What was the result of the Gary dinners? Simply that, whereas in previous panics gravestones of steel producer and middlemen had been numerous, not one important failure in the trade was recorded as a result of the 1907 panic. There is no question that this was due to the leadership of the head of the Steel Corporation.
Early in 1909—on February 18th—another meeting of the steel leaders was held, this time taking the shape of a luncheon. This occasion, in a sense, was the formal breaking up of the Gary dinner programme, as it was then that Judge Gary, satisfied that several of his competitors had departed from their intention to maintain for themselves respectively stability of business and prices, announced that the Steel Corporation would in future “go it alone.” That it would get what business it could and would not divulge its affairs to competitors. This was followed by the so-called open market in steel which sent prices down to a very low level.
And here might be inserted an interesting fact. Orders were sent out to the various sales managers of the different Corporation subsidiaries that they were to go after business and get all they could, orders particularly welcome to those who had longed for the flesh pots of Egypt, the old Carnegie methods, and who believed that the big company could force its competitors to the wall by such a course. A vigorous campaign for orders followed, both on the part of the Corporation subsidiaries and the independent companies, but the result went largely to prove that the big company did not have the power which its enemies claimed it had, of crushing competition. In the words of Colonel H. P. Bope, vice-president and sales manager of the Carnegie Steel Co., and a graduate of the Carnegie steel school, the result of the 1909 sales campaign was a disappointment to him, the Corporation failed to cut into its competitors’ business, losing a little to them in some lines as a matter of fact.

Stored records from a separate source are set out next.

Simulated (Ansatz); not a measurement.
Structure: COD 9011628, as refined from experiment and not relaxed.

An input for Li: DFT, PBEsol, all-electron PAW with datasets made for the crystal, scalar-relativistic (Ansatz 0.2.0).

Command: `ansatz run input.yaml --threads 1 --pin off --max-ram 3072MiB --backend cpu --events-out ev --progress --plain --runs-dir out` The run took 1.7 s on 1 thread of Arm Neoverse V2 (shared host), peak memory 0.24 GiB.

There was yet another dinner to come. On October 15, 1909, the steel makers of the United States and Canada joined together to honor the man who had first called them together during the stirring and dangerous panic times two years previous. The leader of the movement was Charles M. Schwab, and many of the most prominent men in the trade made speeches in honor of the guest of the evening. It was, as Mr. Schwab said, “the first time when the heads of all the big concerns in the United States and Canada had gathered to do honor to a man who has introduced a new and successful principle in our great industry.”
T. J. Drummond, vice-president of the Algomah Steel Corporation, in his address defined this principle as the doctrine that “what is good for my competitors is good for me.”
Referring to the Judge Gary leadership in the trying times the trade had passed through Mr. Drummond said: “Always the voice of our leader rang strong and clear, ‘Steady, boys, and play the game.’ And by the Lord, you played, and played it fair.”
A beautiful cup of gold was presented to the Judge by his steel colleagues at this, the very last of the Gary dinners.
The question of price restraint, or the Corporation’s influence in maintaining or depressing the price of steel, is suggested naturally by that of price fixing at the Gary dinners. This question is one seriously affecting the Corporation’s existence, being interwoven closely in that of the treatment of competitors. Getting down to basic facts the principal objection of the man in the street to trusts or monopolies is that the securing of unchallengeable power by one concern in any industry is likely to lead to higher prices or lower quality, either of which would swell the profits of the monopolistic corporation and would harm the public. It is therefore important to consider the Corporation’s general policy in the matter of prices.
During the Steel dissolution suit a number of competitors and of steel consumers testified that the big company had always endeavored to “steady” prices, a fact evidenced by the very holding of the celebrated dinners. That it had always been the last to advance, and was equally loath to reduce. They agreed, however, that the steadying influence was brought to bear, not to keep prices at levels where enormous profits could be reaped, but rather at such quotations as gave the manufacturer only a fair and equable profit on his investment, evidenced by the fact that the Corporation, unlike many of its competitors, fixed an approximate high-water mark for prices in boom times, and made no attempt, in fact refused to sell above these, although they were much lower, to use a phrase made familiar in the old days of railroading “than the traffic could bear.” These witnesses also asserted that the tendency of prices since the birth of the Steel Corporation had been downward and finally that the quality of the product, and these were men qualified to know whereof they spoke, had been appreciably bettered.
In its decision the U. S. District Court pronounced itself as satisfied that the Corporation did not have the power, even if it wanted to, to force prices to an abnormal level. The Court found it proven that steel prices could not be advanced arbitrarily above the level quoted by any important competitor in the field, and that the so-called independent companies were themselves too large and too powerful to be forced to the wall by the methods that have been employed by some “trusts” to secure monopoly.